I lack motivation to do much this week.  Sometimes I look at all the stuff everyone else is doing and feel like I've got to do more too.  Mostly I think that I need a real vacation and excitement, but that would all take motivation which I've already said I lack right now.  I want to curl up with a book and ignore the world.

I know a lot of this has to do with some major reorganizing they're doing at work right now.  I'm in limbo, waiting for a new person to start in a couple of weeks.  Everything may work out great, but the limbo of waiting to find out if it will be is wearing on me and sapping my energy.

I think we all go through phases like this?  Sometimes I think it would be better for everybody if we talked more about the times when we aren't winning awards and going full-tilt because the down times are the fertilizer for the later successes.  Or maybe I should say that these kinds of times are part of my life, and necessary to build up energy and ideas for later efforts.

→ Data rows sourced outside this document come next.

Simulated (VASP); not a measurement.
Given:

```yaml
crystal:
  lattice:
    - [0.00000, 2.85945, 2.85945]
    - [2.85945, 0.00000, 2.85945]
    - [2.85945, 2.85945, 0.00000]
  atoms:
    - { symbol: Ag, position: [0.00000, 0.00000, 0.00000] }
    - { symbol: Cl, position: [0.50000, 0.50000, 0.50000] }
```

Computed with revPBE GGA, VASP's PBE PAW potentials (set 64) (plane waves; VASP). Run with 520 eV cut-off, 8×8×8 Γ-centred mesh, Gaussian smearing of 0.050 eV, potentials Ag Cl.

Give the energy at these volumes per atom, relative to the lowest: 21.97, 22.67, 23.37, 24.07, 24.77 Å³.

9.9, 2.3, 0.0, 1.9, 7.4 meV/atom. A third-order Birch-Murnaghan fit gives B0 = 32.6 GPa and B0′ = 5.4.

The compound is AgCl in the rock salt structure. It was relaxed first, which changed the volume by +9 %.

Maybe I used up all my emotional energy earlier this week when the Cavaliers won the NBA championship?  GO CAVS!!!  Bzillions of people turned out for celebrations.  I went out for margaritas with some older ladies and we watched the parade on tv.  These grandmothers wanted our team to put on their shirts, quit getting tattoos, and "get a haircut!"  LeBron James is everyone's son, neighbor, friend this week since he's a local boy who's done good.

Maybe I should put in the disclaimer that I usually don't watch sports and mostly don't care, but the energy of everyone was electric this week.  I even watched the second half of the last basketball game.  GO TEAM!!!

But the joys of early week have faded and I'm lazy today.  I have some good wine that was made by an Italian with California grapes, but the wine was made in Ohio.  I wonder if that still counts as local vintage?  I'm thinking of putting my feet up and drinking some of it on this lazy summer day.  Cheers!

Saturday, June 18, 2016

"Yarn"


I poked around in Grandma's stuff once and found a bunch of bobbins.  In the classic "what, why, how, show me!" way of children, I pestered her until she showed me how it all worked -- reluctantly, miserably, and demonstrating the definition of antipathy, she made some lace at my bequest on the special lap pillow with a project started and long discarded in the closet.  Grandma moved the bobbins around and pinned threads back while twisting and knotting things until my outspoken sister stated the obvious, "This is SO boring!"

We gave it up and made a pie instead which made everyone happy.

Tatting shuttle & lace
I inherited Grandma's dislike for such hobbies and love of pie.  Both of us preferred to crochet if we got out yarn.  Yet, I have her tatting shuttles and my heart feels warm that she humored me that day.  (Lace making by tatting is a bit more like crocheting.)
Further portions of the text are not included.